But how long do the Phillies have to wait for him to get right?

Their arms in the system could be ready. Jake Diekman and Justin DeFratus particularly impressed this camp, but were told they needed to continue polishing their game in Triple-A. Mike Stutes, who dazzled in 2011, has experience as a long man, and he said in spring training a preference for it.

But unlike Jeremy Horst or Phillippe Aumont, Durbin can’t be optioned. Only cut.

Too early to start swinging trades, it will come down then to whether the Phillies are willing to take a chance on youth.

Unless, of course, Durbin proves they don’t have to, a chance he may get within hours.

Durbin said he didn’t expect before any time out the shellacking he’s got so far, and that until he’s lit up consistently, he’ll continue to expect results every time he goes out.
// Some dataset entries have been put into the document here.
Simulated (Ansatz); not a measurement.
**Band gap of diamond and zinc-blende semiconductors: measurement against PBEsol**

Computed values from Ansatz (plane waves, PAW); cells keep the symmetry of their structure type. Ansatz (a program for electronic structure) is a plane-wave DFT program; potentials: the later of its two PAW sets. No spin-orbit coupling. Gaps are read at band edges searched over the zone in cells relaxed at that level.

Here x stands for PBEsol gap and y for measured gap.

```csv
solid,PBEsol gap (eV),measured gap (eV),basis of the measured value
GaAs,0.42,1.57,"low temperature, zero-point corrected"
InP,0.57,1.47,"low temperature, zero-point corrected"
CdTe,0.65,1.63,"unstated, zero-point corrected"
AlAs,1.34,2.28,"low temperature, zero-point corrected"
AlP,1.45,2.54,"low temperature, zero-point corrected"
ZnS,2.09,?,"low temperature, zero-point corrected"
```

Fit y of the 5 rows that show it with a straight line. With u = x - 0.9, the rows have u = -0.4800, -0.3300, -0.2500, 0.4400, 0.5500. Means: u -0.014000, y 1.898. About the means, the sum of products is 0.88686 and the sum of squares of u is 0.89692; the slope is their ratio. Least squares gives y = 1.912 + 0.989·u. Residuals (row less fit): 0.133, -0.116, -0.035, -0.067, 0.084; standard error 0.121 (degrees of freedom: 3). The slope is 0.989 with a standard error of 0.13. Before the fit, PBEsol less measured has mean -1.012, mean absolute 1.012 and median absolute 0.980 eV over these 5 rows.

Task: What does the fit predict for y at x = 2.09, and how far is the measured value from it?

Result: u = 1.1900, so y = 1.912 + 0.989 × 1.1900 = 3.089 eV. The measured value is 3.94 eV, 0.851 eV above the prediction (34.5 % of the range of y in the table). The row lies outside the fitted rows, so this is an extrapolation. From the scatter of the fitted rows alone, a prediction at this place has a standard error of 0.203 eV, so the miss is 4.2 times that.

“I’ve had games where I went two innings, struck out 4 or 5, and felt like I didn’t make a pitch, I just lucked out that day,” he said with a laugh. “And I’ve had other times where I felt really good – my last outing, I feel like I executed almost every pitch I wanted to, and I still let up 2 of Doc’s runs. Almost got out of it.”

But if he didn’t know that was in store then, how does he know how close he is to his goal?

“The hitters that will let you know,” he said with a smile.

We’ll see what they have to say about him soon.